3

I'm trying to code some basic kernel module - userspace program communication using netlink sockets (libnl on user side). Userspace program sends a message to kernel and expects a reply. Unfortunately, receiving reply fails with return value -16 (EBUSY).

Interestingly enough, when I receive data from netlink socket directly, using standard system call recv on nl_socket_get_fd(sock), everything works fine!

Does anyone have an idea why this is happening?

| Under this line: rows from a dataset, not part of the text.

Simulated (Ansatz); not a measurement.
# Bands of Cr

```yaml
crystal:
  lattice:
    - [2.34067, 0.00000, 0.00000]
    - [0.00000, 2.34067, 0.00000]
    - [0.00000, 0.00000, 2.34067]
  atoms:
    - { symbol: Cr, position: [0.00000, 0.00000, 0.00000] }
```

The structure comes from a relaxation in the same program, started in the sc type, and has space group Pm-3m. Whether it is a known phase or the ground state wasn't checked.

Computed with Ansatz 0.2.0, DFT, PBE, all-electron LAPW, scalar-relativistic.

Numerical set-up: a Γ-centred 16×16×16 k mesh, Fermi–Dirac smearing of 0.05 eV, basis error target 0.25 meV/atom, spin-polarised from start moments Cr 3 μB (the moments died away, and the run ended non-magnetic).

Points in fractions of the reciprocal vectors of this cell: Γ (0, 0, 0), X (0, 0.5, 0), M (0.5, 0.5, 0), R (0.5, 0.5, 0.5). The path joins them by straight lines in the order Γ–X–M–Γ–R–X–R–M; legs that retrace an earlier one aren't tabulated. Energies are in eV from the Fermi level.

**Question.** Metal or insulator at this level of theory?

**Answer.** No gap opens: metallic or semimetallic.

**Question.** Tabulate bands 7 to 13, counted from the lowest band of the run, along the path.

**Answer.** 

Here is the userspace code (parse_cb is a callback that doesn't get invoked):

struct nl_sock *sock;
struct nl_msg *msg;
int family, res;

// Allocate a new netlink socket
sock = nl_socket_alloc();

// Connect to generic netlink socket on kernel side
genl_connect(sock);

// Ask kernel to resolve family name to family id
family = genl_ctrl_resolve(sock, PSVFS_FAMILY_NAME);

// Construct a generic netlink by allocating a new message, fill in
// the header and append a simple integer attribute.
msg = nlmsg_alloc();
genlmsg_put(msg, NL_AUTO_PID, NL_AUTO_SEQ, family, 0, NLM_F_ECHO,
        PSVFS_C_INIT, PSVFS_VERSION);
nla_put_string(msg, PSVFS_A_MSG, "stuff");

// Send message over netlink socket
nl_send_auto_complete(sock, msg);

// Free message
nlmsg_free(msg);

nl_socket_modify_cb(sock, NL_CB_VALID, NL_CB_CUSTOM, parse_cb, NULL);

res = nl_recvmsgs_default(sock);
printf("After receive %i.\n", res);

Here is the kernel-side callback for messsage sent by userspace program (this one gets invoked properly):

int psvfs_vfs_init(struct sk_buff *skb2, struct genl_info *info) {
    send_to_daemon("VFS initialized.", PSVFS_C_INIT, info->snd_seq+1, info->snd_pid);

    return 0;
}

And here is the 'send_to_daemon' function:

int send_to_daemon(char* msg, int command, int seq, u32 pid) {
    int res = 0;
    struct sk_buff* skb;
    void* msg_head;

    skb = genlmsg_new(NLMSG_GOODSIZE, GFP_KERNEL);
    if (skb == NULL) {
        res = -ENOMEM;
        goto out;
    }

    msg_head = genlmsg_put(skb, 0, seq, &psvfs_gnl_family, 0, command);
    if (msg_head == NULL) {
        res = -ENOMEM;
        goto out;
    }

    res = nla_put_string(skb, PSVFS_A_MSG, msg);
    if (res != 0)
        goto out;

    genlmsg_end(skb, msg_head);

    res = genlmsg_unicast(&init_net, skb, pid);
    if (res != 0)
        goto out;

  out:
    return res;
}
ghik
  • 10,706
  • 1
  • 37
  • 50

1 Answers1

3

OK, I found what was wrong here.

I finally found out that libnl functions have their own error codes, different from standard POSIX return codes and -16 stands for NLE_SEQ_MISMATCH.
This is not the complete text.